Yes, just when we wonder if we can take another step, or perhaps when some of us are eager to do so but want to know where to plant our feet, Jesus gives us perfect advice, only two things we need to do. He wants to hear of our love that He may be consoled in His agony and sustained on His journey to Calvary. He continues:
"When you enjoy my conversation, you must say to me, 'Dear Jesus, I love you greatly.' This will be one way of answering me. As for looking at me, you will do so at the times when your heart feels bitterness and is unable to say a word to me. You will use this glance to give me a sign of your love. But you must make use of it only when I am not speaking to you. When I speak to you, don't just be content to remain there, leaning forward open-mouthed listening to me speaking without deigning to reply to me . . . " (193)
We will be hearing more of His words this week from the Scriptures and liturgy and in the remembrance of all He did for us in His Passion. Let us respond with these simple words: "Dear Jesus, I love You a lot! Dear Jesus, I love You greatly!" But then too, if our hearts are dried up and His voice seems far away, if we are not hearing Him so clearly, let us look at Him. I've put Therese's sister Celine's image of the Holy Face (which she painted on her knees while looking at the first negative image of the Shroud of Turin) atop this post so we have Jesus before us. Let us look at Him and love Him!
But what about shielding Him from the innumerable blows that will rain down upon Him in His Passion? In a passage we have quoted before from Passion Sunday 1946, Our Lady gives us this sweet suggestion:
"My dear child, if you wish to please little Jesus, accept cheerfully things which inconvenience you slightly; by that you will be able to stop the stones that sinners, today, throw at Jesus . . ."
Surely there will be plenty of inconveniences to accept cheerfully this week! Let us do our best to offer Jesus (and those around us) a smile when we are tempted to something quite different. What an amazing thing that we are invited to protect Jesus in this way!

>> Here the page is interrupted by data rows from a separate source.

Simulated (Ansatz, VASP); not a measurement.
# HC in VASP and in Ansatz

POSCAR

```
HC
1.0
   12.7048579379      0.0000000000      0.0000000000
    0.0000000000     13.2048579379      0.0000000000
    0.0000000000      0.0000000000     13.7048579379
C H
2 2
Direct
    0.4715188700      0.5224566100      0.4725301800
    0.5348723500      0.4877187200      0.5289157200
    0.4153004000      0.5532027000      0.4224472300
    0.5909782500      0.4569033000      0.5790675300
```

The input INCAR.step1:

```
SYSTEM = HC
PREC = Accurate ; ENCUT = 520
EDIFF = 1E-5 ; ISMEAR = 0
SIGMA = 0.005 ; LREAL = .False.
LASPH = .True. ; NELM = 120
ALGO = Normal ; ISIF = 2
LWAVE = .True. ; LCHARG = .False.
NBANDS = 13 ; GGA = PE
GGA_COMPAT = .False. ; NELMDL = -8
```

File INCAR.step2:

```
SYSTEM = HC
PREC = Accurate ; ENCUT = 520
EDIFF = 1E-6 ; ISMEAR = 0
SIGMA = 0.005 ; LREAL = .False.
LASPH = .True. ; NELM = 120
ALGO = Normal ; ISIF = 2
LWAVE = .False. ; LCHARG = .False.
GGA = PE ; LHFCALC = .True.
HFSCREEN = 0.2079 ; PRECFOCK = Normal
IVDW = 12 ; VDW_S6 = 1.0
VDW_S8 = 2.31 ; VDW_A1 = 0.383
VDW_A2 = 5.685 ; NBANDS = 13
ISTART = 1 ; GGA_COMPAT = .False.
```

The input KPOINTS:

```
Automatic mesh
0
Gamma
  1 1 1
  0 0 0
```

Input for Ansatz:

But Jesus Himself has yet more advice about how He would like to be shielded, saying in that same Passion Sunday conversation:
"The sighs of love that souls cause to rise towards me are capable of stopping the enormous stones which are thrown at my Love; these sighs divert the arrows of sinners which target my heart . . . Oh! Marcel, the weak sighs of men prevent me from dying, suffocated on this earth. From where does such power come? From the love within them. What happiness for me to be able to frolic in the midst of these sighs! I feel very much at ease and completely at peace, no longer fearing being seen by my enemies, or of being pierced by their arrows . . ." (387)
Certainly His words are mysterious when read this week! The Church will accompany Jesus through His Passion and death, and frolicking seems quite foreign to anything we will witness in Holy Week. Ah, but we are children, and He speaks to us of what we can understand. Our love for Him, enclosed in our sighs, can comfort Him and His Heart will be that much less sad . . .
I was delighted to discover in the earlier passage I opened to this morning a further commentary from Jesus on these sighs of love. Jesus is the greatest Teacher, as well as the beloved Spouse of our Souls, and He does not leave us vague on how to sigh! He explains:
"Marcel, I am going to teach you now how 'to sigh with love' for me. Dear Marcel! To sigh with love for me consists in wrapping each of your sighs in all the love of which you are capable in order to then offer them to me. These sighs, flying towards me, release a sweet perfume which intoxicates and attracts me. I then look for the place from where these sighs come to me and when I have found it, I turn in that direction in order to enjoy the fragrance which draws me more and more towards it. Having arrived close, I see the flower with the sweet fragrance. I hurry to gather it joyfully and I take it away to please myself. When it has pleased me long enough I lock it in the bottom of my heart so that this flower will have to stay there in peace throughout eternity. Dear Marcel, look how the simple sighs of love have the power to draw my heart and to place me as it were outside myself . . . Little Marcel, if only I could find many flowers exhaling such a fragrance!" (194)
Let us be such flowers for Jesus this week, wafting sweet scents of love to Him through our little sighs, distracting Him from the pain and cruelty inflicted upon Him by those who hate Him, reminding Him that we love Him and are grateful for all He has done. Let us take Him out of Himself, so He may forget a little and be filled with the fragrance of love!
It seems a tall order, but He has instructed us well and our marching orders are sweet and clear:
We tell Him we love Him a lot - that is, a lot of times we can tell Him we love Him very much! And we look at Him. And we wrap each of our sighs in all the love of which we are capable and offer them to Him.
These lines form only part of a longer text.